UNITED STATES
SECURITIES AND EXCHANGE COMMISSION
Washington, D.C. 20549
FORM 8-K
CURRENT REPORT
Pursuant to Section 13 or 15(d) of the Securities Exchange Act of 1934
Date of Report (Date of Earliest Event Reported): February 14, 2007
DISPATCH AUTO PARTS INC.
(Exact Name of Registrant as Specified in Charter)
Florida
(State or Other Jurisdiction of Incorporation)
000-51818
(Commission File Number)
20-4200300
(I.R.S. Employer Identification No.)
391 Hua Yu Lane, Dong Xin Street
Xi'an, Shaanxi Province, P.R.China
(Address of Principal Executive Offices) (Zip Code)
(8629) 8826-5109
(Registrant's Telephone Number, Including Area Code)
Copies to:
Greentree Financial Group, Inc.
7951 SW 6th Street, Suite 216
Plantation, FL 33324
(954) 424-2345 Tel
(954) 424-2230 Fax
This Current Report on Form 8-K is filed by Dispatch Auto Parts Inc., a Florida corporation (the “Registrant”), in connection with the items set forth below.

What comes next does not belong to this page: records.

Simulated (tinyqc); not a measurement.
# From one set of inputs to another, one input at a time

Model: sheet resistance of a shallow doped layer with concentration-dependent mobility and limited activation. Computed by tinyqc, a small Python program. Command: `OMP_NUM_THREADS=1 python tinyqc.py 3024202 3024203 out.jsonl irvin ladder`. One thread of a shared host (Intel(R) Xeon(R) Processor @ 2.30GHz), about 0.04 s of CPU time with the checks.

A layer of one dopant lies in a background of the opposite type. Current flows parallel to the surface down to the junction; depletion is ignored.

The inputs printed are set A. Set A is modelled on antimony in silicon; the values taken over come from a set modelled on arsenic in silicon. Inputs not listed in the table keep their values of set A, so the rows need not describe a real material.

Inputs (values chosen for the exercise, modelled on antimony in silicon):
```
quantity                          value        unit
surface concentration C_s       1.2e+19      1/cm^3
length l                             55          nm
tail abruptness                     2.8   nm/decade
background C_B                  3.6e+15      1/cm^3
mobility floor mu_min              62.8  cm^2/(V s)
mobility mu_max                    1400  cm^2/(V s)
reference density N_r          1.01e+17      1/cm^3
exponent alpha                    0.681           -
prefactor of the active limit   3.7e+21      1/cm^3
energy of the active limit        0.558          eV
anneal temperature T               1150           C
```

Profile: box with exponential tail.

ITEM 2.01 Completion of Acquisition or Disposition of Assets
On February 14, 2007, the Registrant executed an Agreement (the “Agreement”) between the Registrant and Daniel Slocum, an individual resident of the State of New York ("Mr. Slocum"), pursuant to which the Registrant agreed to sell its ownership of Dispatch Auto Parts II, Inc., a Florida corporation ("Dispatch II"), to Mr. Slocum. A copy of the Agreement is attached as Exhibit 10.1 to this Current Report of the Registrant filed herewith.
Closing of the Agreement
Pursuant to and at the closing of the Agreement, which occurred on February 14, 2007, Mr. Slocum tendered a cash purchase price of $10 as and assumed certain liabilities in exchange for all outstanding shares of Dispatch II held by the Registrant. As a result of the transactions consummated at the closing, the purchase and issuance gave Mr. Slocum a 'controlling interest' in Dispatch II, and Dispatch II is no longer a wholly-owned subsidiary of the Registrant.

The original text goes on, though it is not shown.